Abstract
This paper documents a reference architecture for production multi-tenant B2B SaaS, covering tenant isolation, identity, billing, observability, and compliance patterns. It is intended as a starting point for greenfield projects and a checklist for existing ones.
The reference stack
- Application: TypeScript end-to-end (Next.js or Astro frontend, Node or Bun backend).
- Database: Postgres with Row-Level Security.
- Cache: Redis or Cloudflare KV.
- Background jobs: Postgres-backed queue (river, graphile-worker) for moderate scale.
- Identity: Better Auth, Lucia, or a hosted provider (Clerk, WorkOS, Auth0) for SSO-heavy products.
- Hosting: Cloudflare or AWS.
- Observability: OpenTelemetry → Grafana Tempo / Honeycomb / Datadog.
- Billing: Stripe + custom metering layer.
Tenant isolation
Shared schema with Row-Level Security is the default. Every table has a tenant_id column. RLS policies enforce isolation at the database level. Connection pool sets the tenant context per request. Full details in our guide.
Reserve dedicated-database isolation for enterprise customers who require it (and pay accordingly).
Identity
- Users belong to tenants. A user can belong to multiple tenants (consultants, agencies).
- Authentication produces a session token containing user ID and active tenant ID.
- API authorisation checks both user permissions and tenant membership on every request.
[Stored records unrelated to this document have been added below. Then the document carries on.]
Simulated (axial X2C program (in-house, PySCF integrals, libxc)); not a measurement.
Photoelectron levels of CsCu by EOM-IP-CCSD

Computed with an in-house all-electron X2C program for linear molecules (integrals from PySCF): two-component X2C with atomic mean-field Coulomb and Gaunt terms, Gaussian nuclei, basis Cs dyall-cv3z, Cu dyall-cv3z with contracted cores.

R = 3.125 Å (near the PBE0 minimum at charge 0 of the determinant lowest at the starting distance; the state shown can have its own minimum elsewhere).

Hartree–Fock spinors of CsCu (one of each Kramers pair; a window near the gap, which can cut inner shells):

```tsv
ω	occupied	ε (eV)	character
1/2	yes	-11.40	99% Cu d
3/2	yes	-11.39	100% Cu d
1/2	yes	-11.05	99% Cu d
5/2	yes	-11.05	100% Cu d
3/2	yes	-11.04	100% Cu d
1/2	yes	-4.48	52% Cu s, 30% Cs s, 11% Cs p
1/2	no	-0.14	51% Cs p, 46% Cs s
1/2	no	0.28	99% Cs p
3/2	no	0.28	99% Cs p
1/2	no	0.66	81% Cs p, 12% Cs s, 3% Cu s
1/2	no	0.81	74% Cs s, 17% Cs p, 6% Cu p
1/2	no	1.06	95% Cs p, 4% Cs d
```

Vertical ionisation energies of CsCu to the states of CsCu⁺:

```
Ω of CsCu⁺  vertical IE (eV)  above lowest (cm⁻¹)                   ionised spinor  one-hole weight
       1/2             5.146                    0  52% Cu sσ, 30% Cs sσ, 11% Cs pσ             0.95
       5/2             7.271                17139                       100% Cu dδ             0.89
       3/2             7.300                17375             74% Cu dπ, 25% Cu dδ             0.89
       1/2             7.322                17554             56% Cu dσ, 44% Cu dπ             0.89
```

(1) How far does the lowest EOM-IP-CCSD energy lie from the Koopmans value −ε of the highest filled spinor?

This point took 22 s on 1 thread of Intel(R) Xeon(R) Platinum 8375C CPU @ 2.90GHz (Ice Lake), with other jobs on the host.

- SSO/SAML support is enterprise-required. Build it in early or budget for a painful retrofit.
Billing
- Stripe handles payment collection. Don't roll your own.
- Subscription state is mirrored in your own database for fast access.
- Usage-based metering is your responsibility. Stripe's metered billing API helps but doesn't replace the metering layer.
- Reconcile your records to Stripe nightly. Disputes are inevitable; have data ready.
Audit logging
- Every authenticated mutation is logged with: user, tenant, action, target, before/after state, timestamp.
- Logs are stored separately from operational data — different retention, different indexes.
- Sensitive actions (auth changes, data exports, deletions) get extra observability.
Observability
- Every log line, metric, and trace span is tagged with tenant ID.
- Distributed tracing across services. The browser-to-database trace is the minimum.
- Per-tenant dashboards for support triage. "Tenant X is reporting issues" needs to be debuggable in seconds.
Compliance scaffolding
- Encryption at rest (database, object storage) by default.
- Encryption in transit (TLS) by default.
- Secret management via a managed service (AWS Secrets Manager, GCP Secret Manager, 1Password Service Accounts).
- SOC 2 evidence collection is automated where possible (Vanta, Drata, Secureframe).
- Data deletion requests have a documented process. GDPR / CCPA timelines are real.
Background processing
- Workers route jobs to the correct tenant context.
- Job idempotency is mandatory. Workers will retry.
- Per-tenant job rate limits prevent one customer's workload from starving others.
- Failed jobs go to a dead-letter queue with alerting.
Caching
- Cache keys always include tenant ID. Always.
- Cache invalidation strategies depend on the data; prefer stale-while-revalidate for analytics and time-to-live for everything else.
- Don't cache things that change per-user unless the cost of staleness is well understood.
API design
- REST for most resources. tRPC if you're shipping a TypeScript-only stack.
- Idempotency keys on every mutation endpoint.
- Cursor-based pagination, not offset.
- Strict versioning. API changes break customer integrations.
- Rate limiting per tenant + per API key.
Onboarding flow
- Self-serve sign-up creates a personal tenant by default.
- Team invitations work over email with single-use tokens.
- Enterprise customers get manual provisioning with SSO setup.
- First-run UX is curated — don't dump new users into an empty product.
Recommendations
- Pick boring, proven tools. Most "new" data infrastructure is unnecessary.
- Build the seams for the migrations you'll need later. RLS-shared today, dedicated-database in three years.
- Invest in observability before you need it. Adding it after the first crisis is too late.
- Get billing right from day one. Bad billing is a constant tax on the company.
Conclusion
Multi-tenant SaaS architecture is well-understood in 2026. The mistake isn't usually a wrong technology choice — it's a missing operational discipline (audit logging, observability, compliance) added years later under duress. Build the discipline in from the start, and the architecture takes care of itself.